The language itself is written with the Navajo alphabet, which is based on the roman alphabet with some modifications. This alphabet has some 85 letters and although this may sound a lot, it only means that every sound has its own letter. The system is completely phonetic, unlike, for example, the English spelling system. The English alphabet uses only 26 signs (letters) but the (standard) English language has at least 44 sounds. Besides that, there are almost 70 ways to spell different English sounds. That's the reason why so many people say they find English very difficult even if they can speak it quite well.
Two famous examples are:
Be, see, sea, Caesar, field, people, ceiling, key, machine
Food, rude, fruit, blue, to, two, shoe, group, through, flew

Here's an example of the Navajo alphabet (it's the first part of the wikipedia article on the Navajo people):

Naabeehó dineʼé bikéyah éí Diné bikéyah woolyé (Naabeehó bikéyah ałdó woolyé). Naabeehó; éí doodaʼ éí, Diné dinéʼiʼ éí bitsį́ʼ yishtłizhii dinéʼiʼ atʼéʼ. Naabeehó bikéyah éí Hoozdoh hahoodzo, Yootó hahoodzo, dóó Áshįįh biiʼtó hahoodzo biyiihíʼ siʼááh. 298,197 anéélą́ą́h dinéʼ Naabeehó yeeʼadah doozhíʼ (Binaaltsoos CIB daʼhólǫ́), díí éí 2000 biyiihah yééhdą́ą́ diné daaltá. 173,987 (58.34%) aneelʼááhgoʼ Diné Naabeehó bikéyah yikáágiʼ daʼbighan, adóó 131,166 aneelʼááhgoʼ éí Hoozdoh hahoodzojiʼ daʼbighan (17,512 aneelʼááhgoʼ éí Maricopa County, dóó Hoozdoh woolyédi kin daʼshijááʼígíí, aadi daʼbighan. Adóó aadi naanish yikéé nidaʼkai, naaná łá éí oltá yiikéé nidaʼkai).http://nv.wikipedia.org/wiki/Naabeeh%C3%B3


And this is how it sounds like (lessons via youtube!):


Central America
The biggest language (more than 1,5 million speakers today of which +/- 200.000 in the US) in Central America is the language of the Aztecs, today mostly known as Nahuatl (pronounce as: Nawatl). It is also known as Aztec, Mexicah (The Mexican language), and, for a lot of its speakers: Macehualtlahtolli (pronounce as: mah-seh-wal-tlah-tol-lee), language of the common people/the farmers.

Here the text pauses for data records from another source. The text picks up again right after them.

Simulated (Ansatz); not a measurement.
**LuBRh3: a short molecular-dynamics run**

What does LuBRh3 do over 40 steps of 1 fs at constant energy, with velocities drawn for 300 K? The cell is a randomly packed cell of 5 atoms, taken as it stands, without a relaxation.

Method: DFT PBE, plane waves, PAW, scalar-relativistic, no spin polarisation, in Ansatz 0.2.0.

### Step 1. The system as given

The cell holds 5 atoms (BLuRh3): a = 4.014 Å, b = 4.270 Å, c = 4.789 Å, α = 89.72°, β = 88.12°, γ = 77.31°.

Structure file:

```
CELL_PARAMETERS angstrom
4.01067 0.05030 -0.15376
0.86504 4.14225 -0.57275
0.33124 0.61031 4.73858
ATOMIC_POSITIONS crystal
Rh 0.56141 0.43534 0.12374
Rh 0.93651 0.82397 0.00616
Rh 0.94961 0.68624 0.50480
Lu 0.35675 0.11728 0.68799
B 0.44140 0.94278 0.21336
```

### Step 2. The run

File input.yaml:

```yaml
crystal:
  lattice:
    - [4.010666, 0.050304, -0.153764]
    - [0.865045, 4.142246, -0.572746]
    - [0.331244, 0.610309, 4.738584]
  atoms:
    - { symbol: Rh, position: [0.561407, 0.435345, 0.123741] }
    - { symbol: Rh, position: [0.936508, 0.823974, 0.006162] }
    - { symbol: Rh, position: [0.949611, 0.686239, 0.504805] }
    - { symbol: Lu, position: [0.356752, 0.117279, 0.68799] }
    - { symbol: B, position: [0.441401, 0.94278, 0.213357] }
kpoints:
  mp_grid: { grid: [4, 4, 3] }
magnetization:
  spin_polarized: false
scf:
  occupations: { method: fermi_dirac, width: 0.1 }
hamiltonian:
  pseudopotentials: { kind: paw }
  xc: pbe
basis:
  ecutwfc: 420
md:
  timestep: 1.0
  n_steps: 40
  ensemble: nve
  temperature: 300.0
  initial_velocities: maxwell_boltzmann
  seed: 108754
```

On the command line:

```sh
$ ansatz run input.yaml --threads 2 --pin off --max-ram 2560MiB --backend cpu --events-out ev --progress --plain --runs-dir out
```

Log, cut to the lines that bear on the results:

It is the main language of the Uto-Aztecan language family which spreads from Idaho in the US in the north to the country of El Salvador in the south. Nahuatl was not only the language of the Aztecs, it is also likely that it was the language of the mighty power before them (the Toltecs, around AD 1000), and the language of a lot of different (and/or) independent city-states (like Tlaxcallan) at the time the Spaniards arrived.

Nahuatl had its own script. A script that looks very much like picture writing (some people even called it a form of proto-writing because they only saw pictures), but has, in fact, a lot of phonetic signs (syllables) in it which, until this day, still aren't completely deciphered. An example:



Nahuatl was also the lingua franca in Mesoamerica (ancient Mexico, Guatemala, and neighboring regions) the language used by traders. Spanish accounts tell that it wasn't only in use in Mexico, but that it was even used by people as far south as Panama. It also seems likely, since the Mesoamericans traded with people in the North American southwest, that people knew how to speak (or at least could communicate in it) it in what today is the US.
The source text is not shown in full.